Gulf Region Disasters Reveal Necessity for Strategic Oil Refining Capacity

Date: Sept. 28, 2005
Location: Washington, DC
Issues: Oil and Gas


Rep. Allen: Gulf Region Disasters Reveal Necessity for Strategic Oil Refining Capacity

September 28, 2005

Committee instead misuses tragedy to justify more giveaways to oil refiners, waive regulations that protect public health

Washington, D.C. - U.S. Representative Tom Allen called today for a federal initiative to develop strategic oil refining capacity as the best way to address the critical threat to national security posed by gasoline and other fuel shortages that can result from natural disasters or terrorist attacks on the nation's oil refineries. Representative Allen made his comments during a House Energy and Commerce Committee mark-up session on H.R. 3893, the Gasoline for America's Security Act, legislation to give additional subsidies and regulatory waivers to oil refiners. The Committee's Republican majority cited the impact from Hurricanes Katrina and Rita on Gulf region refinery operations as the reason to rush this bill forward without a public hearing. Representative Allen expressed his support for an alternative proposed by Representatives Bart Stupak (D-MI) and Rick Boucher (D-VA).

"The recent Gulf disasters graphically demonstrated the need for a strategic design our nation can activate on short notice to ensure we can refine adequate supplies of gasoline and other fuels when commercial refinery operations are disrupted," Representative Allen said. "In the wake of Hurricanes Katrina and Rita, the bill before the Committee identifies the right problem but offers the wrong solution. Instead of open-ended government subsidies to oil companies, the substitute establishes a Strategic Refinery Reserve to complement the Strategic Petroleum Reserve. Instead of yet another study on price gouging, this substitute provides the FTC real anti-gouging authority during a national emergency. And it does all this without rolling back the Clean Air Act."

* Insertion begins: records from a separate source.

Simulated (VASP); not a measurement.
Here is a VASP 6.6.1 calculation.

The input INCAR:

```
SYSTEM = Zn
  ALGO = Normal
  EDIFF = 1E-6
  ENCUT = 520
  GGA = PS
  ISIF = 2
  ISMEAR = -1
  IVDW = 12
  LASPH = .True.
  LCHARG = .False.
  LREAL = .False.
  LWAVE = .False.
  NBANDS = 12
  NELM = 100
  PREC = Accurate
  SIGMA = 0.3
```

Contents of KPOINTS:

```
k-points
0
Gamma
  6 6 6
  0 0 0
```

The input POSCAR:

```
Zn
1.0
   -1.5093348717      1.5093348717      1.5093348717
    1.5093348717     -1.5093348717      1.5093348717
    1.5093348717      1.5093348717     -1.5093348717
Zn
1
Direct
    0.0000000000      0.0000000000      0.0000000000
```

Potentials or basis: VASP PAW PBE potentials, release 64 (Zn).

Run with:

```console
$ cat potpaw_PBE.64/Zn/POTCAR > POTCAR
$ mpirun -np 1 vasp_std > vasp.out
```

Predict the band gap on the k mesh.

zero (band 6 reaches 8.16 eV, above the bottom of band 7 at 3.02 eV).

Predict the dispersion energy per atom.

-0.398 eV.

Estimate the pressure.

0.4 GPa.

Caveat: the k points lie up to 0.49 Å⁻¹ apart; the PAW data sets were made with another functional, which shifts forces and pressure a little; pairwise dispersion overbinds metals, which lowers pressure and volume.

The Stupak-Boucher alternative directs the Secretary of Energy to establish a Strategic Refinery Reserve with the capacity to maintain a petroleum refining capacity equal to 5 percent of total daily U.S. demand for gasoline, home heating oil and other refined petroleum products. The Reserve will include a combination of new refineries designed and constructed specifically for it and through the acquisition and reopening of closed refineries. The Secretary will operate the refineries to provide petroleum products to federal, state and local government agencies that choose to purchase from the reserve. When there is a severe interruption to supply due to a natural or other disaster or when the President determines that there is a regional petroleum product shortage of significant scope or duration, the refineries will make products available to the general public as well. The bill requires the Secretary to certify that refineries in the reserve are located to assure regional access, access to areas especially susceptible to natural disasters or terror attacks and convenient to the SPR. Refinery design must accommodate a rapid increase in production to meet emergency needs.

"Congress has a clear choice here: give commercial refiners more government handouts and more regulatory waivers in the hope they will increase capacity, or take the steps needed to protect our national security from disruptions we know will occur," Representative Allen said. "The situation we find ourselves in today is a direct consequence of the failure of the current policy which the Republican bill perpetuates. Our nation's security demands that the federal government assume this crucially important responsibility."

Representative Allen noted that from 1977 through 2002, the number of refineries in the US decreased from 282 to 153 while gasoline demand rose 27 percent.

"Why hasn't the private sector built more refineries?" Representative Allen asked. "The answer is profit margin. Fewer refineries mean higher profits. Their strategy has worked. Their profits soared even before the recent natural disasters. Hurricanes Katrina and Rita merely converted already record profits into obscenely indefensible profiteering."

Representative Allen also made the case for a federal strategic oil refining capacity initiative this morning on the CNBC program "Wake Up Call."

"I am disappointed that the Committee Majority appears to be using the occasion of the national tragedies in the Gulf region to enact more of the same discredited policies contained in the energy bill passed over the summer," Representative Allen said. "It appears to be part of a concerted effort to advance extreme ideology at the expense of the victims of the horrendous natural disasters that so recently struck our nation. While it took the federal government an excruciatingly long time to respond to Hurricane Katrina, the President and Congress have wasted no time suspending worker protections, waiving environmental laws and offering private school vouchers and faith-based initiatives in the regions devastated by these storms."